MPI communicator split failures
DJDavies2 opened this issue · comments
What happened?
I am getting failures of this type:
Completed case 0: Test MPI Communicator Split
0 tests failed out of 1.
Completed case 0: Test MPI Communicator Split
0 tests failed out of 1.
Completed case 0: Test MPI Communicator Split
0 tests failed out of 1.
Completed case 0: Test MPI Communicator Split
0 tests failed out of 1.
===================================================================================
= BAD TERMINATION OF ONE OF YOUR APPLICATION PROCESSES
= PID 16084 RUNNING AT expspicesrv053
= EXIT CODE: 9
= CLEANING UP REMAINING PROCESSES
= YOU CAN IGNORE THE BELOW CLEANUP MESSAGES
===================================================================================
YOUR APPLICATION TERMINATED WITH THE EXIT STRING: Killed (signal 9)
This typically refers to a problem with your application.
Please see the FAQ page for debugging suggestions
Tests that produce this error are e.g. eckit_test_mpi_splitcomm, eckit_test_mpi_group or eckit_test_mpi_internal_access.

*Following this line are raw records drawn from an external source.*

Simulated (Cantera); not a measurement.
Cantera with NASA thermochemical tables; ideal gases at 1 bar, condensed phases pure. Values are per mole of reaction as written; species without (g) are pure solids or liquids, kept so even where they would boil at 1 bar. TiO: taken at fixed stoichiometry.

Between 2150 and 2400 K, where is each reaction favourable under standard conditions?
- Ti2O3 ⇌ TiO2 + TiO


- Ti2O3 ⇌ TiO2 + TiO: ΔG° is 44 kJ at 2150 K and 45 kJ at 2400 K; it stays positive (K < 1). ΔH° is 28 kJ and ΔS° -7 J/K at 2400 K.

What are the steps to reproduce the bug?
Build and run ctests. It seems that the problems occur with mpich but not with openmpi.
Version
develop
Platform (OS and architecture)
Linux
Relevant log output
No response
Accompanying data
No response
Organisation
Met Office
Probably also related to ecmwf/fckit#41
In that issue there's mention of explicit warnings like:
[WARNING] yaksa: 2 leaked handle pool objects
This yaksa is apparently a memory pool used in MPICH.
My hunch is that the eckit approach of calling MPI_Finalize
during the destruction of static objects (after main
) does not play nice with MPICH. @tlmquintino do you have any suggestion?